Shell, Total sign Saudi natural gas agreement

July 16, 2003
The Royal Dutch/Shell Group and Total SA signed an agreement with Saudi Arabia to form a joint venture with Saudi Aramco for the exploration of gas in an area of 200,000 sq km.

By OGJ editors
HOUSTON, July 16 -- The Royal Dutch/Shell Group and Total SA signed an agreement with Saudi Arabia to form a joint venture with Saudi Aramco for the exploration of gas in an area of 200,000 sq km.

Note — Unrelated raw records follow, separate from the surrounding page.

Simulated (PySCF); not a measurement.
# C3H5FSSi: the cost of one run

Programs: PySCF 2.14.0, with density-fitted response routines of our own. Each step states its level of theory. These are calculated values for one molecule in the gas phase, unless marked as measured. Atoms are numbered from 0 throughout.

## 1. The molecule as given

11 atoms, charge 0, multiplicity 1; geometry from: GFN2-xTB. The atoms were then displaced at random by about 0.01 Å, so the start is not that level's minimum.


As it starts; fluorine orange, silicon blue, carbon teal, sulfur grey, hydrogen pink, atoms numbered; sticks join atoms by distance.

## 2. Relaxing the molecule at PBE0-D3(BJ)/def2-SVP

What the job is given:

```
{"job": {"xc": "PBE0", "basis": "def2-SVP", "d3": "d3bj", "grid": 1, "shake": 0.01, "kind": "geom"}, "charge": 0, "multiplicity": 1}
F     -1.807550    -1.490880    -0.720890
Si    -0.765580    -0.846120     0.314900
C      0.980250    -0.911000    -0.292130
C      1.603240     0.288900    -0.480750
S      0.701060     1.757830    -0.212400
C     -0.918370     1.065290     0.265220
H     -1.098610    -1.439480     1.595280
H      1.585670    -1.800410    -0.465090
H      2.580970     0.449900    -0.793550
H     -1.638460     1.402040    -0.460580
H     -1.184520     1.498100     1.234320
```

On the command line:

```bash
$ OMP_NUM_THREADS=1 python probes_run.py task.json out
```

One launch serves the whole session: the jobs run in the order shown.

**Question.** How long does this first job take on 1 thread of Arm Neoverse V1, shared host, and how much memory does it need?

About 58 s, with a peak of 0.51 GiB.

Jeroen van der Veer, Royal Dutch president and vice-chairman of the Royal Dutch/Shell Group, said, "This agreement is an important breakthrough as it heralds the first time after the creation of Saudi Aramco that foreign international oil companies have gained access to gas acreage in the Kingdom of Saudi Arabia, holder of the world's largest reserves of oil and gas."

The area involved is in the Empty Quarter desert or Rub Al-Khali. Shell, as consortium leader, has 40% interest while Saudi Aramco and Total each have 30% interest.

No dollar volume was listed for the venture.

The announcement comes about a month after negotiations ended between state-owned Saudi Arabian Oil Co. and multinational oil companies concerning a key part of the "Saudi Gas Initiative" (OGJ Online, June 10, 2003).

Almost 4 years ago, Saudi Arabia initiated talks with foreign companies, most US-based, on pursing three "core" ventures designed to leverage the country's plentiful natural gas production into Saudi petrochemical, power, and water projects.

The US Department of Energy listed the following project descriptions based upon original information about the three ventures:
--Core Venture 1, in South Ghawar, would have been one of the world's largest ($15 billion) integrated natural gas projects, including exploration, pipelines, two gas-fired power plants, two petrochemical plants, two desalination units, and more.
--Core Venture 2 was to involve exploration in the Red Sea, development of the Barqan and Midyan fields on the Red Sea coast in northwestern Saudi Arabia, as well as construction of a petrochemical plant, a power station, desalination capacity, etc., at a cost of $4 billion.
--Core Venture 3 would have involved exploration near Shaybah in the Rub al-Khali ("Empty Quarter") of southeastern Saudi Arabia, development of the Kidan gas field, laying of pipelines from Shaybah to the Haradh and Hawiyah natural gas treatment plants east of Riyadh, and construction of a petrochemical plant in Jubail, at a cost of $4 billion.